Fitting a CMS-style simplified likelihood from the full likelihood #1528

WolfgangWaltenberger · 2021-07-14T15:54:06Z

WolfgangWaltenberger
Jul 14, 2021

Hey guys, I wish to fit a simplified likelihood the way CMS defined it from a full likelihood. To this end, I wish to fit a per-signal multivariate Gaussian (and later add an asymmetric term) for all nuisances together. So one single multivariate Gaussian "nuisance" term that correlates all signal regions.

I start with a simple toy model

model = pyhf.simplemodels.uncorrelated_background( signal=[1.0, 1.0], bkg=[30.0, 52.0], bkg_uncertainty=[3.0, 7.0] )

I take it that this is a model with a single channel but two bins. The background expectations are 30 and 52, respectively. They have two(?) Gaussian(?) nuisances, centered around zero and with sigmas of 3 and 7, respectively? The nuisances are uncorrelated, every bin has their own nuisance?

>>> data = [30, 52] + model.config.auxdata                                                        
>>> print ( "data", data )
data [30, 52, 100.0, 55.183673469387756]

I define the data to "sit" exactly at the expectation values. The auxdata is said to be the latter two numbers of

data [30, 52, 100.0, 55.183673469387756]

which is already the first thing I do not understand. Where do the numbers 100 and 55 come from?

Ultimately what I want from the procedure is a sampled model that gives me expected yields of ~ 30 and 52, and a covariance matrix of

| 30+3**2   0                |
|     0         52 + 7**2    |

to account for the Poissonian stats error plus the errors from the nuisances. I assume at this stage I already misunderstand something, though. Anyways, I fit the model.

result, result_obj = pyhf.infer.mle.fit( data, model, return_uncertainties=True, return_result_obj=True )

I would read this as a fit of three parameters (mu_SIG, nu1, nu2) to two observations (nobs1, nobs2 = 30, 52). Which obviously cannot work, so maybe the auxdata are also observations, so it is four observations, total?

>>> print ( result )
array([[0.03637303, 5.36795087],
                    [0.99984465, 0.09354211],
                    [0.99982958, 0.10435276]])

From this output I assume I fitted indeed three parameters. But the nuisances are maybe not Gaussians? Maybe lognormals or sth else? Also I am not sure about the number of parameters, because model.config.parameters tells me:

>>> model.config.parameters                                                              
['mu', 'uncorr_bkguncrt']

But I do see that the covariance matrix is also 3x3:

>>> result_obj.minuit.covariance                                                        
 x0      x1      x2 
 x0     17.6  -0.137  -0.166 
 x1   -0.137 0.00875 0.00129 
 x2   -0.166 0.00129  0.0109

So is this the cov matrix of the fitted mu_SIG, nu1, nu2?

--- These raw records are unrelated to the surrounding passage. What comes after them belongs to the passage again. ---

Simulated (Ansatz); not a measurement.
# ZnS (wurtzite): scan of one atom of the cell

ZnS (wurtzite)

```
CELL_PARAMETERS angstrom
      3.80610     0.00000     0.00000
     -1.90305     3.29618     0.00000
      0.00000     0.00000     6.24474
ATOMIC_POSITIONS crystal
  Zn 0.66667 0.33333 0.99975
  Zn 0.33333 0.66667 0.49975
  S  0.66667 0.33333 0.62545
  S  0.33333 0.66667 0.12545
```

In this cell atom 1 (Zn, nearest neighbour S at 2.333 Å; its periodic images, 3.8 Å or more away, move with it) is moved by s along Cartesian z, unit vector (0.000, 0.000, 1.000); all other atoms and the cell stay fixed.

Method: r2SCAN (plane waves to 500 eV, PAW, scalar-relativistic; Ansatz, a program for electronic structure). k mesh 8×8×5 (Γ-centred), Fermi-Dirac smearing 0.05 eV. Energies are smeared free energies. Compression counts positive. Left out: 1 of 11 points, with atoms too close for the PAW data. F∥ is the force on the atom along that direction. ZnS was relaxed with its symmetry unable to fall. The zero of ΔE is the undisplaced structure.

Once I understand this, I will sample the model:

sampled_parameters = np.random.multivariate_normal( result_obj.minuit.values, result_obj.minuit.covariance, size=50000 )

I used pyhf.set_backend("numpy", pyhf.optimize.minuit_optimizer() )

And from these I can obtain sampled yields

model_predictions = [ model.expected_data(p, include_auxdata=False) for p in sampled_parameters ]

by plugging the sampled parameters into the model. The sample covariance should then give me the covariance matrix of nuisances. I would then subtract the error terms due to the Poissonians and voila'! have a covariance matrix for a simplified likelihood the form of one_multivariate_Gaussian times n_Poissonians, for n signal regions.

Except -- not yet.

Wolfgang

Answered by alexander-held

Jul 14, 2021

Hi, I will try to start by answering some questions. This model

import pyhf

model = pyhf.simplemodels.uncorrelated_background(
    signal=[1.0, 1.0], bkg=[30.0, 52.0], bkg_uncertainty=[3.0, 7.0]
)

implements the following:

a free-floating normalization factor (a normfactor modifier),
a Poisson-constrained shapesys modifier that looks like a single modifier but actually has two parameters, and implements two Poisson terms, each term acting on only one bin each.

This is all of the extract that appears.